Cuties Review

Cuties
In a poor area of Paris, 11-year-old Senegalese immigrant Amy (Fathia Youssouf) lives with her dutiful mother Mariam (Maïmouna Gueye) and two brothers. Lonely and estranged from girls her own age, Amy becomes enchanted by a local dance troupe and transforms herself in the hopes of becoming one of them.

by Beth Webb |
Published on
Release Date:

11 Sep 2020

Original Title:

Cuties

Fear hangs heavy over Cuties, the Sundance-winning coming-of-age debut from Maïmouna Doucouré. In the film the fear of God is taught to Amy (Fathia Youssouf) from a young age. “Evil dwells in the bodies of uncovered women,” warns the preacher at her women’s service. Fear has also shrouded the release of Cuties itself, after a misguided poster choice from distributor Netflix sent bleak messages about sexualised girls into a trigger-happy Twittersphere.

The poster image of Amy and her crew, backlit, and provocatively positioned in skin-tight uniforms, does feature in Cuties. Here are some other images that feature: Mariam’s (Maïmouna Gueye) bare feet, seen from under a bed as Amy listens to her crying at the news that Amy’s father is taking a second wife; a Parisian sky punctured by glitter and rainbow-coloured hair extensions that the girls have thrown giddily into the air; a prism of emerald light as Amy and her brother peer through a beaded necklace.

Push aside the headlines, however, and you’ll be rewarded with a vibrant, morally intelligent film.

The world that Doucouré has written for her lost girl is so gorgeously crafted and considerately framed that when the supposedly raunchy dance moves arrive, they translate at worst into clumsy mimicry, at best the catalyst for self-realisation. The moves that the girls have picked up from music videos and social media are both a form of cultural commentary but also an extension of their chaotic energy, which Doucouré takes care to show manifest in other ways like fake shootouts at laser tag and scrappy fights with locals.
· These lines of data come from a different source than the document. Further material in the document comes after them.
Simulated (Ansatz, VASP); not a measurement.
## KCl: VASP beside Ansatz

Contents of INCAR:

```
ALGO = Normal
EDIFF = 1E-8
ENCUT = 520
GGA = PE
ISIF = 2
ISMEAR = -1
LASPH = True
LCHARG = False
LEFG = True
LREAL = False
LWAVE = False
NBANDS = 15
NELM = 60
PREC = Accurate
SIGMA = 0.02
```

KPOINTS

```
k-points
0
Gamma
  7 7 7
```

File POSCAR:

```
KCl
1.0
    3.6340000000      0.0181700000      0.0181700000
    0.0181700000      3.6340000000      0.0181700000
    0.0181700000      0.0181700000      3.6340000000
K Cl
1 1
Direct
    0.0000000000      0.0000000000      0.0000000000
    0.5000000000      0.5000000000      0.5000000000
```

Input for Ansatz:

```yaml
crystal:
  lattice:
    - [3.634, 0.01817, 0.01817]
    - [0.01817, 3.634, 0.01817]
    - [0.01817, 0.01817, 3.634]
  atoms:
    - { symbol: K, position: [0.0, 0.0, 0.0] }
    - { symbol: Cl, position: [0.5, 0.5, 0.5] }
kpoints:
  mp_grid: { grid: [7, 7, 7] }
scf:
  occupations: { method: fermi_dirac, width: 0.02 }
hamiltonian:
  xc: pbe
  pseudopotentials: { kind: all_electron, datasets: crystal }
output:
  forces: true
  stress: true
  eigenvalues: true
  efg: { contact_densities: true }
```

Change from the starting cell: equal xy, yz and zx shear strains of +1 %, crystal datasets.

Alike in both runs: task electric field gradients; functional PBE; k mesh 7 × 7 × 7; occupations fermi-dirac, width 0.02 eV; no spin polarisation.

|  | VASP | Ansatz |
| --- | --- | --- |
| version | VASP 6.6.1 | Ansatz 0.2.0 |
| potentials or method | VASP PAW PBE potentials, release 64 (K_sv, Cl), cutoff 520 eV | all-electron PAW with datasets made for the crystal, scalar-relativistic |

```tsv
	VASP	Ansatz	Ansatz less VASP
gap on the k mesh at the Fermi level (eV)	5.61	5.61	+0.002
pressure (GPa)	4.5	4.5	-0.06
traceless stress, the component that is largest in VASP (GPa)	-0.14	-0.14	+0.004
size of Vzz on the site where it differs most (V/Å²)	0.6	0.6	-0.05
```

The girls’ unpolished but harmonious performances — especially between Youssouf and Médina El Aidi-Azouni, who plays gang leader Angelica — are dampened slightly by Netflix’s decision to dub the film, another misfire especially given its recent push for bilingual content. The world may be weighing against this French-language indie about a child whose family is falling apart. Push aside the headlines, however, and you’ll be rewarded with a vibrant, morally intelligent film that ironically reserves judgement.

Cuties is a thematically bold yet nuanced study of displacement and duty that deserves to be seen as an auspicious and astute debut, not the source of scandal.